WHAT’S IN A NAME--TEXAS SUPREME COURT CLARIFIES WHAT CONSTITUTES A “SECURITY”

Oftentimes we rely on a particular name or label to define what something is. When dealing with the Texas Securities Act and determining whether or not a particular offering is a “security,” calling it something else is not enough. The Supreme Court of Texas will look at the economic ramifications of the offering and decide whether the offering is a “security.” If the offering was a “security,” there can be steep repercussions.

Life Partners has been engaged in the business of buying existing life insurance policies from those whose lives the policies insure, and then selling interests in those policies to others for over 20 years. These transactions are referred to as “life settlements” when the insured is elderly or “viatical settlements” when the insured is terminally ill. Life Partners has consistently marketed these offerings as something other than securities—“life settlements” and “viatical settlements.”

Last week, the Supreme Court of Texas issued its opinion in Life Partners, Inc. v. Arnold et al, No. 14-0226 ruling that Life Partners, Inc.’s product was an “investment contract” and thus a “security” under the Texas Securities Act. Under the Texas Securities Act, a “security” is defined broadly as “any limited partner interest in a limited partnership, share, stock, treasury, stock, . . . investment contract, or any other instrument known as a security, whether similar to those herein referred to or not.” In its opinion, the Supreme Court of Texas clarified that (1) “the Texas Securities Act’s definition of ‘securities’ must be construed broadly to maximize the protection it provides to investors, while focusing on the economic realities of the transaction regardless of any labels or terminology the parties may have used”; (2) an “investment contract” for the purposes of the Texas Securities Act “means a contract transaction, or scheme through which a person pays money to participate in a common venture or enterprise with the expectation of receiving profits, under circumstances in which the failure or success of the enterprise, and thus the person’s realization of the expected profits, is at least predominately due to the entrepreneurial or managerial, rather than merely ministerial or clerical, efforts of others”; and (3) “the entrepreneurial or managerial efforts that are relevant to this inquiry . . . include those that are made prior to the transaction as well as those that are made after.”

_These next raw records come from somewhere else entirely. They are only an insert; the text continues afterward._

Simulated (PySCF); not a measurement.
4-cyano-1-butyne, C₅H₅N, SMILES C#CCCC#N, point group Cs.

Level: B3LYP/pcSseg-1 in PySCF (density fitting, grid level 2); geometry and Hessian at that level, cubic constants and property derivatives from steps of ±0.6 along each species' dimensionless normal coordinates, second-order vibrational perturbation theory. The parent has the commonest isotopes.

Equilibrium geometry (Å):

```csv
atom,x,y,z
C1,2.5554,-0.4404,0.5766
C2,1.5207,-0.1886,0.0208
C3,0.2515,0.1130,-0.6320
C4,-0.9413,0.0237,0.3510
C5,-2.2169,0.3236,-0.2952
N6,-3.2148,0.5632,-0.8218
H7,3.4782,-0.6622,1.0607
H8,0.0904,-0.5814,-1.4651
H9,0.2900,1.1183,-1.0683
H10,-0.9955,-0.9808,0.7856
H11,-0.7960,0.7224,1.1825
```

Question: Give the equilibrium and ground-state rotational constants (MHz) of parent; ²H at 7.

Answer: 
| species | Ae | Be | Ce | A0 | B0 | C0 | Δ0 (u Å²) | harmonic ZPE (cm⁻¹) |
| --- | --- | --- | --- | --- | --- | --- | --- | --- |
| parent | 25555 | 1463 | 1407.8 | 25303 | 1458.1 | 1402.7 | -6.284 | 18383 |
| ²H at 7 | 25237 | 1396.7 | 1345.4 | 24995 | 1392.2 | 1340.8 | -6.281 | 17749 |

In arriving at this ruling, the court relied on and interpreted federal precedent. However, the court notably departed from the precedent of the D.C. Circuit, as set forth in S.E.C. v. Life Partners, Inc., 87 F.3d 536 (D.C. Cir. 1996), determining that the assessment of whether the expected profits were due to the “efforts of others” could take into account pre-investment efforts. This expansion from looking only at post-investment efforts of others (which the D.C. Circuit had found “merely ministerial or clerical” and thus not causing “life settlements” and “viatical settlements” to be “investment contracts” or “securities”) to looking at both pre- and post-investment efforts of others could open the door to questions regarding how to draw the line on other investments between a security and non-security in the future.